I find that the more I'm in a routine the more I feel part of the fabric, the world, the community. I don't feel Parisian. That's not what I'm saying. That would be laughable after three days. But I do feel more confident in my choices and abilities now after those three days. At least more so than when I arrived, a wide-eyed American, fresh off the plane for his first visit to Europe.

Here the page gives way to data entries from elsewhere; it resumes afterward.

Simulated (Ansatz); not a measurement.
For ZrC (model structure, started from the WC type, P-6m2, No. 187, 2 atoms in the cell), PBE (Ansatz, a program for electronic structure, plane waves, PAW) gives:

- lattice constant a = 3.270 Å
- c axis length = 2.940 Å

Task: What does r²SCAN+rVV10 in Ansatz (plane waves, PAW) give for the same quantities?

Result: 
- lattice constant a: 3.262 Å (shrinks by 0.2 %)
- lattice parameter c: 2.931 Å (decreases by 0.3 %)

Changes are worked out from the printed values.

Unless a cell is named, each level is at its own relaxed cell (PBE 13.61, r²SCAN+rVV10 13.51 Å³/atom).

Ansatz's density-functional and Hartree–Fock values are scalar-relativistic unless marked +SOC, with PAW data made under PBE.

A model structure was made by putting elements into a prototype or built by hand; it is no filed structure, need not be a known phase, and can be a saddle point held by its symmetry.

I walk to the same Metro stop every day. I can connect to anywhere I want to go from that stop. I walk the same path, pass the same shops, and many of the same people each day. (Sounds a little bit like home, non?) I haven't started saying Bonjour on the street (I'm not sure that would seem anything but an intrusion), but with the recognition comes a comfort, a confidence...all gained by my routine. Of course, routines can be bad. They can be safe. They can mean you're in a rut. They might show you that you're too comfortable and need to shake things up a bit.
I tend to need to shake things up a little more than a bit. I've travelled to Paris alone so I think I'm shaking...maybe even stirring...things up a lot. But in the shaking I've found a routine that gives me a sense of comfort and the necessary confidence to move forward with this experience. I guess sometimes we all need a routine.
All that said, today was a day for trying, yet again, something new. This vacation might have its routines, but there is also something new, with total uncertainty, thrown in every day. I feel secure enough in my ability to navigate the Metro now. (The MTA should take some lessons in cleanliness, punctuality, regularity, and general efficiency from the French.) So today was the day I challenged myself to the RER (the French version of NYC's Metro North or LIRR) and took a trip outside of the City to Versailles.
Do you ever look around and take notice of the people on the plane with you? Or the train when you're on vacation where the public transportation is a subway system? They are your unknown traveling companions. They're on the journey with you. As for the people on my RER today, many of them were on their way to experience Versailles, along with me, for the first time. Many of us were sharing an experience without even sharing a language.
Those of you Keeping Up With this non Kardashian know that I had a dilemma with the ticket line at the Louvre yesterday. Well, today I asked the question and joined the line. It seems, however that I asked the wrong question. I asked if I was in the line for entrance to the Palace. The reply from my very-little-English-speaking responder was, "Yes." What I should have asked was if the people in the line already had tickets. I was in the line for entrance to the Palace, however, I was in the line with people who already had tickets. We couldn't buy tickets once we got to the front. It wasn't a complete waste of time. I ran quickly to the short line for buying tickets, met some lovely people from Canada who had done the same thing as I, bought my ticket, then bypassed the long line with a VIP pass given to me by a lovely Palace security employee when she saw that I had waited in the wrong line. Score! Viva la France!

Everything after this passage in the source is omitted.